Flats doesn't mean there's no parking, the cars still have to park somewhere, either parking garages or lots. From what I've seen most Eastern European countries have parking lots on old buildings, and often underground parking garages on new ones. In both cases adding chargers is possible with the right incentives and subsidies.
>In both cases adding chargers is possible with the right incentives and subsidies.
Incentives/subsidies may take care of the economical aspect, but the big one is the technical aspect, installing a charging point is the less relevant issue.
When you add a charging point you add (considering contemporaneity and what not) at least 1/5 or 1/4 of the nominal charging power, i.e. every 50 kW recharging point you are going to need at least 10 kW more.

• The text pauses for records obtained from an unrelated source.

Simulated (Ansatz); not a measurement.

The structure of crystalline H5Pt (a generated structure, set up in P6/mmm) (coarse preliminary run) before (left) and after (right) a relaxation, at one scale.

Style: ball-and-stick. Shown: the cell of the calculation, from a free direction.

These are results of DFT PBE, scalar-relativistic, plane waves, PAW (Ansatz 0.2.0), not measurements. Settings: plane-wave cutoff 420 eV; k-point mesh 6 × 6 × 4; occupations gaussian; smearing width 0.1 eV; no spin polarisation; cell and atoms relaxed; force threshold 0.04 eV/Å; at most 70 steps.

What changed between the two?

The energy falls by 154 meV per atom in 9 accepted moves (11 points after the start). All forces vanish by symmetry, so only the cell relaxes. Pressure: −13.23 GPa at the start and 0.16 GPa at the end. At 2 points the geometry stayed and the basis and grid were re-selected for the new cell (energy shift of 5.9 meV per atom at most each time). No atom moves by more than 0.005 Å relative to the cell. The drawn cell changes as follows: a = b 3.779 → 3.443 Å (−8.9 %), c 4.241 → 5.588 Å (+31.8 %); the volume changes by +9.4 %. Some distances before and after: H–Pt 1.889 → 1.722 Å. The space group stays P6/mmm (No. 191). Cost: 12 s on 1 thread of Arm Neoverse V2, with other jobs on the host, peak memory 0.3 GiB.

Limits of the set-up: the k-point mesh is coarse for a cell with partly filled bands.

When you multiply these by a "functional" (as in there are enough charging points for all the cars around[1]) number of charging points the amount of (added) electricity needed is impressive.
Besides producing it (with some zero emission method) you need to transport and distribute it, and level peaks.
[1] I have no idea of what the "enough" ratio should be but likely it is in the 1:50 - 1:100 ratio, 1 charging point every 100 cars imply 15 cars charged in 24 hours (24/7), which sounds to me very optimistic
> From what I've seen most Eastern European countries have parking lots on old buildings, and often underground parking garages on new ones.
Underground parking on new ones - correct.
Parking lots on old buildings - kind of, old buildings were built at the time when fewer people could afford cards -> much less parking spaces than cars.